Monday, September 8, 2008

The US Government Take Over of Fannie Mae and Freddie Mac: Winners and Losers

Over the weekend, our government seized two of the largest financial institutions in the world, Fannie Mae and Freddie Mac. They fired the boards of directors and the CEOs and they diluted the shareholders by 80%. Who are the winners and losers of this historical takeover?

First the losers:


↓Common stock holders of Fannie (down 89% from Friday to $1.18) or Freddie (down 85% from Friday to $1.08). As Warren Buffet said this morning on CNBC, The common shareholders are going to get nothing until the Treasury gets paid back, and even then, as I understand it, the Treasury is getting a warrant at a nominal sum for 79.9 percent of the resulting common, so assuming there is anything left for the common four or five years down the road, the Treasury will get 80 percent of it, so they're getting paid very well for stepping in. And like I say, the question of whether the common gets anything is problematical. The common is an option at this point.”

↓Preferred stock holders of Fannie or Freddie

↓Holders of long term U.S. treasuries: Given the additional risk the US is putting on its books its only natural that its bonds would be down graded.

↓Shareholders or executive level employees of one of the 17 banks that had a concentration in common or preferred shares of Fannie Mae or Freddie Mac that surpassed 10% of their Tier 1 Capital. For example, Sovereign bank’s (down 10% on the news) securities losses could wipe out an entire year of earnings.

↓Owners of Dodge and Cox Funds which as of June owned nearly 119 million shares of FNMA.

↓Owners of Bill Miller’s flagship Legg Mason Value Trust which placed huge bets on Freddie Mac and Fannie Mae. The fund is already down 31% year to date.

Now the winners:

↑Home owners and potential home owners in need of a mortgage: Mortgage rates should improve. According to a Tom Millon, a mortgage backed securities guru, owner of Capital Markets Cooperative and good friend, “Mortgage yields have every reason to come down. The spread between mortgage and Treasury yields has been a thorn in the mortgage industry’s side. The spread has spent the past few weeks again at historic highs – exceeding a whopping 2.75%. All of a sudden there are two key reasons to believe that mortgage rates will drop relative to Treasury yields. First, mortgage yields have contained at least 0.50% of credit premium due to fears that the agencies might fail. That fear has been eliminated. Standard & Poor’s said Sunday that the government’s AAA/A-1+ sovereign credit rating would not be affected by the takeover. Second, in an unprecedented move, the government is enacting a program to buy mortgage-backed securities. Aptly named the GSE Mortgage Backed Securities Purchase Program, the program will allow purchases (nobody has said how much the government will buy) starting later this month.”
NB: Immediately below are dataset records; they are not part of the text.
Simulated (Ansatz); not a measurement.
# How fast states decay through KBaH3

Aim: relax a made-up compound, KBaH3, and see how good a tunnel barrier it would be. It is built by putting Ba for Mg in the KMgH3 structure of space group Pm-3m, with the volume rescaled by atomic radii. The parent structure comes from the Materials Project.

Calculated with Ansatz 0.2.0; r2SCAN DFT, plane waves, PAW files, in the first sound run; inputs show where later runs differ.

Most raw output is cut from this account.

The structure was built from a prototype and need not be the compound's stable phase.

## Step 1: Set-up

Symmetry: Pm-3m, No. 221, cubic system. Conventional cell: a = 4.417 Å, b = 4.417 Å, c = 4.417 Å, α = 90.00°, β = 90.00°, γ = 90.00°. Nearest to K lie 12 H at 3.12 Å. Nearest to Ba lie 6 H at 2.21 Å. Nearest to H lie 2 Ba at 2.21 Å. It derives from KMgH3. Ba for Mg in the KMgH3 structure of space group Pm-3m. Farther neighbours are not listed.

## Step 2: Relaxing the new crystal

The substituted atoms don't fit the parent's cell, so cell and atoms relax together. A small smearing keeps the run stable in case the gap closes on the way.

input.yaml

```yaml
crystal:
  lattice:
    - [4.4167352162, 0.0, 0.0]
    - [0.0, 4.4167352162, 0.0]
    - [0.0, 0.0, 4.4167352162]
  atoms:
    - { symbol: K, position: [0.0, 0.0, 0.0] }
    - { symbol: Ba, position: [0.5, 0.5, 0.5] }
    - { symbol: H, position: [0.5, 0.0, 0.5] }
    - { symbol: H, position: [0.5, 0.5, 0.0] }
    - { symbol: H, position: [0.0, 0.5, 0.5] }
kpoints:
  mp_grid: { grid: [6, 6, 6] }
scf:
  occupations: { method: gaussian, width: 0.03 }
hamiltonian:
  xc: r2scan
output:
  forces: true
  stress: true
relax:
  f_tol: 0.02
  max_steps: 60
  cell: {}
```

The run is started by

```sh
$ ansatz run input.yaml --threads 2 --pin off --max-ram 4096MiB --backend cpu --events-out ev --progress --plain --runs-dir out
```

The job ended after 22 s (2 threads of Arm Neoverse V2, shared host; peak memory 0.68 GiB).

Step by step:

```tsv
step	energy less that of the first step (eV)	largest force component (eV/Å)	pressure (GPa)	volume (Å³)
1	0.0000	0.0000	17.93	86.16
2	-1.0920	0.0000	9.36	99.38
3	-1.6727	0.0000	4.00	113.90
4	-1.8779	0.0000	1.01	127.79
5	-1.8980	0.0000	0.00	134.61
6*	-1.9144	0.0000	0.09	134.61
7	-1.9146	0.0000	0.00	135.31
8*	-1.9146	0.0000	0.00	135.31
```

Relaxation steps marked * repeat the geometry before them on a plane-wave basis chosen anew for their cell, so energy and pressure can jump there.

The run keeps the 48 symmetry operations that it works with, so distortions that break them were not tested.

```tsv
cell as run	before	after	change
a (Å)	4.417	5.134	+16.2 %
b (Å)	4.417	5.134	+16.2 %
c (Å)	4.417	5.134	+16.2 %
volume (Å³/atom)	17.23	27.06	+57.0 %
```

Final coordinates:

↑Home owners: The falling real estate market should begin to stabilize. According to the most recent Case-Shiller Home Price Index, the value of homes in the largest 20 US metropolitan areas have fallen an average of 18.8% in the last 24 months. With an improvement in mortgage rates and some stability in the credit markets, real estate stabilization should follow.

↑Mortgage backed securities holders will receive a wind fall. Now that the government guaranty is no longer implied but actually guarantied, the securities should increase significantly in value.

↑Banks that hold Fannie/Freddie issued mortgage backed bonds will have an increase in value.

↑US Equities should rally, at least in the short term. This is because one of the biggest market uncertainties has now become certain. The market hates unknowns and generally sells off in the face of uncertainty. Now that the government has stepped in, the market can value these securities properly. Most of the financial sector will be winners propelling the market upward.

↑Tax payers. Yes, tax payers. The government did not bail out the shareholders of Fannie and Freddie. They wiped them out. It may take 5 years for the companies to get healthy again and I believe this government will be able to sell them back to the market at a healthy profit. This is far better than the hit the government would have taken should Fannie and Freddie been allowed to fail.

↑Daniel Mudd and Richard Syron, ex-CEOs of Fannie and Freddie will be walking away with exit packages of around $14 million each.